Re: Yes, WaitLatch is vulnerable to weak-memory-ordering bugs

From: Peter Geoghegan <peter(at)2ndquadrant(dot)com>
To: Robert Haas <robertmhaas(at)gmail(dot)com>
Cc: Tom Lane <tgl(at)sss(dot)pgh(dot)pa(dot)us>, pgsql-hackers(at)postgresql(dot)org
Subject: Re: Yes, WaitLatch is vulnerable to weak-memory-ordering bugs
Date: 2011-08-08 15:28:45
Message-ID: CAEYLb_VUgtq=aSZkTZ5Z45L0-x0VTFOpQpNQPt06Gwr6xmd9aA@mail.gmail.com
Views: Raw Message | Whole Thread | Download mbox | Resend email
Thread:
Lists: pgsql-hackers

On 8 August 2011 13:47, Robert Haas <robertmhaas(at)gmail(dot)com> wrote:
> On the flip side, I'm not sure that anyone ever really expected that a
> latch could be safely used this way.  Normally, I'd expect the flag to
> be some piece of state protected by an LWLock, and I think that ought
> to be OK provided that the lwlock is released before setting or
> checking the latch.

I'm inclined to agree. FWIW I'll point out that in addition to your
point, it's also worth remembering that a shared latch isn't always
necessary, as in the case of the archiver, so this shouldn't
fundamentally shake our confidence in the latch implementation.

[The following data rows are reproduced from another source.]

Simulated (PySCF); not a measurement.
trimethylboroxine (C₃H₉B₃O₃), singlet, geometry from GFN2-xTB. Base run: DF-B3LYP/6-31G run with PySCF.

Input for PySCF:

> Maybe we should try to document the contract here
> a little better; I think it's just that there must be a full memory
> barrier (such as LWLockRelease) in both processes involved in the
> interaction.

Or, maybe we should think about pushing that into the latch
implementation, while providing an interface that is easy to use
correctly and hard to use incorrectly. The latch code already has a
pretty complicated contract, and I had to bend over backwards using it
in the AVLauncher patch that I submitted to the upcoming commitfest.
Weakening or equivocating the contract any further should be
considered a last resort.

> I've been thinking about this too and actually went so far as to do
> some research and put together something that I hope covers most of
> the interesting cases.  The attached patch is pretty much entirely
> untested, but reflects my present belief about how things ought to
> work.

That's interesting. Nice work.

It seems likely that Windows will support ARM in some way in the next
couple of years, so it's good that you're handling this using a win32
abstraction where available. Of course, Itanic is currently supported
on Windows, though not by us, and it is obviously never going to be
worth pursuing such support. The point is that it generally isn't safe
to assume that we'll only ever support Windows on x86 and x86_64.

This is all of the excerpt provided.